Before thousands of soon-to-be University of Iowa alumni venture off into the career market, many of them will make one last pit stop before leaving campus: commencement.
Behind all of the flat hats, pomp, and circumstance, a team of University staff and faculty has been working for months to ensure that everything—from setting up chairs to double-checking name spellings in programs to preparing a 15,500-seat area—runs smoothly.
Leading that pack are Marcia McNamara, assistant registrar, and Julie Fell, senior associate director of enrollment services in the UI Office of the Registrar, who help organize commencement ceremonies for all colleges along with collegiate staff.
The two begin planning almost immediately after the previous semester’s ceremonies end, securing public safety, sign language interpreters, musicians, photographers, and apparel. As the semester rolls on, McNamara and Fell prepare printed programs and scripts and update commencement web sites.
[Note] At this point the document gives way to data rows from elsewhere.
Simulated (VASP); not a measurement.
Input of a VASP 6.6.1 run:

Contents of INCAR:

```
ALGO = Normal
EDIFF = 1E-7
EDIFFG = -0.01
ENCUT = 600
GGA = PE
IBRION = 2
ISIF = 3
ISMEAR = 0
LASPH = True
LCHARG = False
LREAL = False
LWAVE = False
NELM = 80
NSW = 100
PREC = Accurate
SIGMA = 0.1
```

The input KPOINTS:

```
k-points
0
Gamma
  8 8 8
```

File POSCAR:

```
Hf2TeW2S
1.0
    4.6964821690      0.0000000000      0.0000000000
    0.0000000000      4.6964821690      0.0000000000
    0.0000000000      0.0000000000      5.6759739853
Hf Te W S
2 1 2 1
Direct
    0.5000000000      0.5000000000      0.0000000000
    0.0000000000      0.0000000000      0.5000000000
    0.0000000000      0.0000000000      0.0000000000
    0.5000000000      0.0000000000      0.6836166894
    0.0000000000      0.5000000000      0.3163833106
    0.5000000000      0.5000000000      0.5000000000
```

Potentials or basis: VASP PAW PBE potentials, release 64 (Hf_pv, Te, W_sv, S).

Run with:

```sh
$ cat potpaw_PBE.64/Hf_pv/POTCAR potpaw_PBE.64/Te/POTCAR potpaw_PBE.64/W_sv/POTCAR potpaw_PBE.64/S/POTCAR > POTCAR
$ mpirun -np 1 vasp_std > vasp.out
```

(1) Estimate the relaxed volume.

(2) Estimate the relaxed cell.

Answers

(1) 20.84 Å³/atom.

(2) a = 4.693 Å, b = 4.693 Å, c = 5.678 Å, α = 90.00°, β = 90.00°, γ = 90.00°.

In the days leading up to the ceremonies, the spotlight shifts from behind-the-scenes details to staging. As Facilities Management staff members set up stages and hundreds of chairs, McNamara and Fell work with administrators from each college to organize where UI officials, faculty, and students will sit and where the long processional lines of graduates will snake through the crowd—not to mention where they will position themselves.
All UI colleges provide staff for their own commencements, but McNamara, Fell, and about 40 other Registrar staff members are present at larger ceremonies, ready to “troubleshoot,” as Fell puts it. That may include lining up students for the processional, handing out programs, or simply corralling the masses.
Graduating students are not required to attend commencement, but Jill Gerot, secretary in the College of Engineering, estimates that almost all engineering students participate in their college’s ceremony, likely due to the college’s “very close relationship” with its students.
Gerot says that planning the College of Engineering’s “short and sweet” graduation ceremony is not too difficult. But, like many parts of the University, its commencement has been deeply affected by the May 2008 floods.
Before the flood, eight of the University’s 10 commencement ceremonies were staged in Hancher Auditorium. When the venue was closed due to water damage, organizers were forced to find alternate facilities, such as the Marriott Hotel and Conference Center in Coralville and the Iowa Memorial Union Main Lounge, where the College of Engineering will hold its ceremonies May 15.
“Hancher did everything for us,” Gerot says. “So it’s been a little more challenging, but we’ve made it work as best we can.”
The College of Liberal Arts and Sciences (CLAS) holds the University’s largest commencement ceremony; Peter Hubbard, CLAS director of student academic services, said the college’s graduation ceremony is the University’s largest nonathletic public event.
Jennifer Bertrand, associate director of CLAS student services, and McNamara are in charge of planning the college’s commencement. This semester’s event will be Bertrand’s first for CLAS, so she has been working closely with her predecessor, Hubbard, who has helped coordinate 33 commencements for the college since 1993.
“Arranging for that many people to be in one place at one time is certainly a challenge,” Bertrand says. “But I think everyone in the college and at the University knows the importance of the ceremony.”
Among the more unusual aspects of this semester’s CLAS commencement will be the presentation of three honorary degrees. Bertrand said typically, the college confers just one honorary degree per ceremony.
A common trait that most colleges share is having a student speaker address the graduating class at the ceremony. Colleges have varying methods of selecting those students: some have graduates vote, some solicit nominations from faculty, and others, like CLAS, set up a committee of students and faculty that sends applications to those graduating with highest distinction.
“I’ve always enjoyed getting the applications back and reading what the students say,” Hubbard says. “It’s like seeing several snapshots of the state of the University.”
With dozens of staff members and faculty spending months arranging both large, daunting projects and minute details, commencement planning is, in the end, a cooperative process that transcends departmental boundaries.
“Putting on a graduation ceremony is very much a collaborative effort,” Hubbard says. “No one office is responsible for everything. We all have to work together to get everything to come together.”